Bruce Pascoe begs to differ. After pointing out that the European settlement around Port Phillip was, in fact, illegal, he shows that many of the official accounts sent to Sydney and London were very different from the same correspondents’ personal diaries and their verbal accounts recorded by family and friends. The official documents relied on accounts by settlers of the poor state of Aboriginal society and the makeshift nature of their abodes, which were rarely called houses. Yet, as Bruce points out, the Aborigines in western Victoria built and lived in substantial stone, timber and turf houses, often in extensive villages. “They were big, complex structures but [modern] Australians know nothing about them.”

A few people, such as James Dawson and his daughter Isabella “…incurred the contempt of fellow colonists” for their unashamed interest in the local people, their culture and their language. It did not suit the settlers to acknowledge the complexity and sophistication of Aboriginal society because it got in the way of the claim that no-one owned the land. If you pretend that the people you want to dispossess are of low intelligence and are peripatetic, you can avoid qualms about taking their land. There was a concerted campaign of destruction by the early colonists, which was so successful that those arriving a few years later saw no evidence of these buildings.

Bruce tells of visiting sites where stone foundations can still be seen. However, even more than 150 years after the destruction, there is still resistance to the idea of permanent houses constructed by Aborigines. He recounts the animosity he experienced from members of a local historical society when he enquired about Aboriginal stone structures.

The Aborigines of western Victoria often sustained themselves with abundant fish stocks. There is still evidence of extensive water races and stone fish traps and Bruce cites contemporary descriptions of these. “Witnesses to the miles and miles of water races and aquaculture arrangements must have understood the labour involved in the construction and the sophistication of the design. Those who saw women tending acres of gardens could not have avoided comparison with agricultural practices anywhere.”

Stone houses? Miles of water races? Gardens? Is Bruce Pascoe talking about the same nomadic, simple hunter-gatherers my history teachers spoke of? They are not the same people, because they are portrayed so differently. And therein lies the importance of this tempered and scholarly work.

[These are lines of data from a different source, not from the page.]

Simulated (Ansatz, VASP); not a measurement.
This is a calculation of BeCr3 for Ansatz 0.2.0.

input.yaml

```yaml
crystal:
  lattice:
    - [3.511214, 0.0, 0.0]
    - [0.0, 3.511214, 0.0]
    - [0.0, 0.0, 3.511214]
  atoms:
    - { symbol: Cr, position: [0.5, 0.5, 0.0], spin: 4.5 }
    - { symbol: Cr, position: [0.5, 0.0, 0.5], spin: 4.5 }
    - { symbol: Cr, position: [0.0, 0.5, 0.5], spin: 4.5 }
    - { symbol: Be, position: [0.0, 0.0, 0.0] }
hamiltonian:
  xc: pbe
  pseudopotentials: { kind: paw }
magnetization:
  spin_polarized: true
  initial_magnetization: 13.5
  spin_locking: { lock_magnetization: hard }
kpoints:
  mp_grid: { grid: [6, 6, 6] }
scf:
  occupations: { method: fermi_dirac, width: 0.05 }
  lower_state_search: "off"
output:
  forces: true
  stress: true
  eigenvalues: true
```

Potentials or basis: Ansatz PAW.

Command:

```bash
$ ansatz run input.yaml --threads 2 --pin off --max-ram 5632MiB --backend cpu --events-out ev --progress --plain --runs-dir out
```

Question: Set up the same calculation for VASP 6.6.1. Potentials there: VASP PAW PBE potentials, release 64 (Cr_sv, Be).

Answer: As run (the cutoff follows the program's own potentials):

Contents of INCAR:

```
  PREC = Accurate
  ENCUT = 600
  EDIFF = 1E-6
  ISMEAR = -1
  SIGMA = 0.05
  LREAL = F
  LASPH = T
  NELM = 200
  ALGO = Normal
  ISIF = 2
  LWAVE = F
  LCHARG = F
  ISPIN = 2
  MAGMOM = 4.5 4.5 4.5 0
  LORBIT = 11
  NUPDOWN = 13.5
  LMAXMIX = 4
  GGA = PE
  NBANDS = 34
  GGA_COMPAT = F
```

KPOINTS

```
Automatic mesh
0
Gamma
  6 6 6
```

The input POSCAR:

I say it is tempered, as I could discover no bitterness in the telling. Bruce seems to go out of his way to paint as even-handed a picture of the white settlers as he can. Yes, he criticises them for their greed and their dishonesty and the atrocities they perpetrated, but at the same time, he places these people and their actions in the context of the world as it was then. He doesn’t write history with the judgement of today’s sensibilities and moral codes imposed on the people of the early nineteenth century.

What I found most refreshing in this book, was a sense that Bruce Pascoe set out to give us a more accurate picture of how things were and of who did what and then he says to us: these are the facts as I know them; now use them to reach an understanding of the way things are now and let all of that inform your attitudes, your actions and your voice. “…if we persist in hiding from history we will have learnt nothing from those current and previous civilisations… If you can’t own the past you can’t pretend to own the land and all [her] riches…” Let all this help you learn to fall in love with this country.

This book should be compulsory reading for all teachers and should be on the syllabus of all schools. Forget about ensuring that every Australian and every aspiring immigrant understand the meaning of Gallipoli.

One of the things this book has done for me is help me understand that history also depends on who reads it. Why ‘Convincing Ground’? You will have to read the book.

Convincing Ground by Bruce Pascoe is published by Aboriginal Studies Press, Canberra, 2007, ISBN: 978–085575–549–2

[originally posted on Thinking-Allowed.com.au on 16 November 2009]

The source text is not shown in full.